Only youth affords the intestinal fortitude to name a band Diarrhea Planet. “I just hate that word,” says Robert Ellis Orrall, the long-in-the-tooth cofounder of said band’s label, Infinity Cat Recordings. “I asked them, ‘Can’t you just be called Die Planet?’ Then I went to see them play, and they just blew my head off. I love those kids.”

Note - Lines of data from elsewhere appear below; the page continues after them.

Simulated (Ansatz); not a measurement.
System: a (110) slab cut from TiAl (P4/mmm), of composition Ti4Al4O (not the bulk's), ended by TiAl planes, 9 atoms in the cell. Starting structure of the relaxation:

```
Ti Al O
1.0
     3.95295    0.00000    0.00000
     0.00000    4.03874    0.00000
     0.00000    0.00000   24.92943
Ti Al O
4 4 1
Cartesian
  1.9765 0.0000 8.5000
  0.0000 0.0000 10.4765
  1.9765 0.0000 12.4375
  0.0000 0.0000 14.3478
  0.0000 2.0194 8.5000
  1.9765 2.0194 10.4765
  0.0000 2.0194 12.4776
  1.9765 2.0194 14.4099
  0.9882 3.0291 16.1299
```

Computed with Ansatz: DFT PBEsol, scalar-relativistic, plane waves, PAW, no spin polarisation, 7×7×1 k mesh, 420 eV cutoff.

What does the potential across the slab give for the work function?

You can learn a lot from the younger generation. A key takeaway for Orrall: Money isn’t everything. For more than 20 years, the Massachusetts transplant was humming along quite nicely in Nashville as a major-label artist and country songwriter-for-hire. It started in 1980, when he was signed to RCA as a solo act, releasing four albums and scoring his first top-40 hit with 1983’s “I Couldn’t Say No,” a duet with Carlene Carter. Seven year’s later, he had his first number-one country single, Shenandoah’s “Next To You, Next To Me,” signing with RCA Nashville in 1991 and settling in as an EMI staff writer. Through the ’90s, he collaborated on a flood of country hits for the likes of Reba McEntire, Eddie Rabbit, Ricky Skaggs, Michael Peterson, Lorrie Morgan, Mindy McCready and many others.

“I’ve written songs with hundreds of people,” says Orrall. “I always ask a lot of questions, so I know enough about them to write a song from where they want to come from at that moment in their lives.”

Orrall was bitten by the indie bug in 2002, when his two sons, Jake and Jamin, formed their own band. With their help, he established Infinity Cat in a modest house in downtown Nashville. “It was a safe place for a bunch of young adults, artists and fans to run wild,” says Orrall. “I was 30 years older than everyone else, watching it all happen, getting swept up in the energy and music.”

Over almost 20 years, the much-loved label pumped out 125 releases by Diarrhea Planet, Daddy Issues, Be Your Own Pet, Jake and Jamin’s JEFF The Brotherhood, Cake Bake Betty and many other underground acts. The new JEFF The Brotherhood seven-inch, “Garbage Man,” is the label’s finale.

“My sons are on their 13th release, and they’ve already done way more touring than I’ve ever done,” says Orrall. “They always get, ‘Your dad’s a famous songwriter, what did you learn from him?’ And they know enough to say, ‘Absolutely nothing.’ I haven’t written a song with them to this day. I’ve never really figured out their process.”

As Orrall continued his role in the Nashville music machine, Infinity Cat kept him grounded in the small-scale reality of the industry for most acts. “It was a place where it was all about young indie bands,” he says. “No one had anything. Sometimes they couldn’t even play—and they learned to play.”

With Infinity Cat taking on a life of its own, Orrall continued his inroads into the youth movement on a totally different scale. He wrote “Ultimate” for Lindsay Lohan, the end-title track for the 2003 film Freaky Friday. Most notably, he was an early champion of Taylor Swift, arranging the showcase at the Bluebird Cafe that led to her signing. He went on to co-produce her self-titled 2005 debut.

“The first time I wrote with Taylor, she said she wanted to write an Avril Lavigne country song, which shows you how pop she was right from the get-go,” says Orrall. “And that’s how ‘I’m Only Me When I’m With You’ came about. She was 13, but she was really direct. I remember (fellow songwriter) Angelo (Petraglia) threw out a line, and it was pretty trite. And she said, ‘I’d never say that.’ Shot down by a 13-year-old.”

In 2012, in honor of the label’s 10th anniversary, Nashville designated July 20 “Infinity Records Day.” That same year, Billboard named the imprint number 10 on its list of the top-50 independent labels. More recently, this past August saw the release of 467 Surf And Gun Club, a tribute to the Infinity Cat house that reunites Orrall with former bandmates and collaborators, including Bill Lloyd and drummer/producer Tom Hambridge.

“Every single song was written about the house on 467 Humphreys St., where you could grab a BB gun off the wall and fire away at the tin cans out back,” says Orrall. “There was meat on the grill, beers on ice and surfing videos on the TV. We were lucky to have it while it lasted.”